The Magic Word to Stop People Walking All Over You
You don’t need to be a pushover…
Do you feel like people don’t acknowledge your boundaries?
Do you feel like you always have to say ‘yes’ when people ask you to do something you don’t want to do?
Do people refer to you as a ‘people pleaser?’
The truth is…
…. I used to be a people pleaser. I would say yes to things I didn’t want to do. I would say yes to things without questioning ‘why’ I’m being asked to do it.
As a result, I would feel frustrated. I often felt like a victim and that my good nature was being taken advantage of. I desperately wanted to say no, but the thought of confrontation and letting someone down scared me too much…
…Especially when it came to work.
My boss often asked me to do tasks after hours, it was usually to complete a project or Spreadsheet. Without fail, I dropped what I was doing or what I’d planned to do to fulfill his needs.
The correspondence would often go like this:
Email entered my inbox at 17:25
“Just to let you know, that I need that spreadsheet completed tonight instead of tomorrow!”
Silently frustrated…I would respond:
“Yes! I’ll have it over to you in an hour!”
Even though I was due to finish work in 5 minutes, I would do it anyway. Over time, I noticed that by saying yes to these requests, my boundaries were not being established, so my boss thought it was OK to email me at that time. He knew I would do the work… because I always did!

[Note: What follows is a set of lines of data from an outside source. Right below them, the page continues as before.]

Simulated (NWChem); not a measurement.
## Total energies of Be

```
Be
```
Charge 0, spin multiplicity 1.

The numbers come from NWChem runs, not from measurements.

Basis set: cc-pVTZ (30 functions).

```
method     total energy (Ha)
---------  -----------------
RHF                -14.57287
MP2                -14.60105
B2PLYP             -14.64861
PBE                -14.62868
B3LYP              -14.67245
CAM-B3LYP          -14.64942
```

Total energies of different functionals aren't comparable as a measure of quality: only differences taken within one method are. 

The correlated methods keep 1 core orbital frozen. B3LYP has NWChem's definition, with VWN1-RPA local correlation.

So, I unintentionally set the standard.
You see…
…We are in control of the standards we set. If people know we will make ourselves available after hours, then the more things they will ask us to do after hours.
They will respect our time as much as we respect our own time.
But, through fear, many of us struggle to establish our boundaries early on.
When it comes to our Boss, we might say yes because we are driven by fear of losing our job if we don’t. (A fear we have created in our mind)
With friends, we might say yes, because we are scared to upset them.
By agreeing to just say yes to things we don’t want to do, is another way of saying:
“I don’t value my time”
“I don’t manage my personal boundaries”
“I don’t set clear expectations”
The good news is there is a magic word we can use to ensure that no one ‘walks over us’ again…
… ‘If’ will be your new best friend.
This 2-letter word, might just be the most powerful in your vocabulary — And here is why:
It will change someone’s behavior
It will fulfill your wants and needs
It will create equality
It will prove that you value yourself
This word changed my life and allowed me to get my ‘power’ back.
Now, when my boss asks me to do something after hours, I respond:
“Yes, only IF I can start an hour later tomorrow”
Or if my partner asked me to do the washing up for the second night running,
I say:
“Yes, only IF you spring clean the rest of the house tomorrow.”
I noticed by adding the word ‘if’ followed by my need, would make the other person think twice about whether they still wanted me to follow through with their request.
If they still agreed, then I equally had my needs fulfilled…
… As well as established my boundaries. Thus, I felt good about doing what they asked.
The truth is…
… A lot of the time, people will end up saying
“Actually, it’s not that important — don’t worry about it.”
This was a big learning lesson for me, because often when people ask us to do something urgently, it’s rarely as urgent as we think.
I created more urgency in my mind due to the fear I created.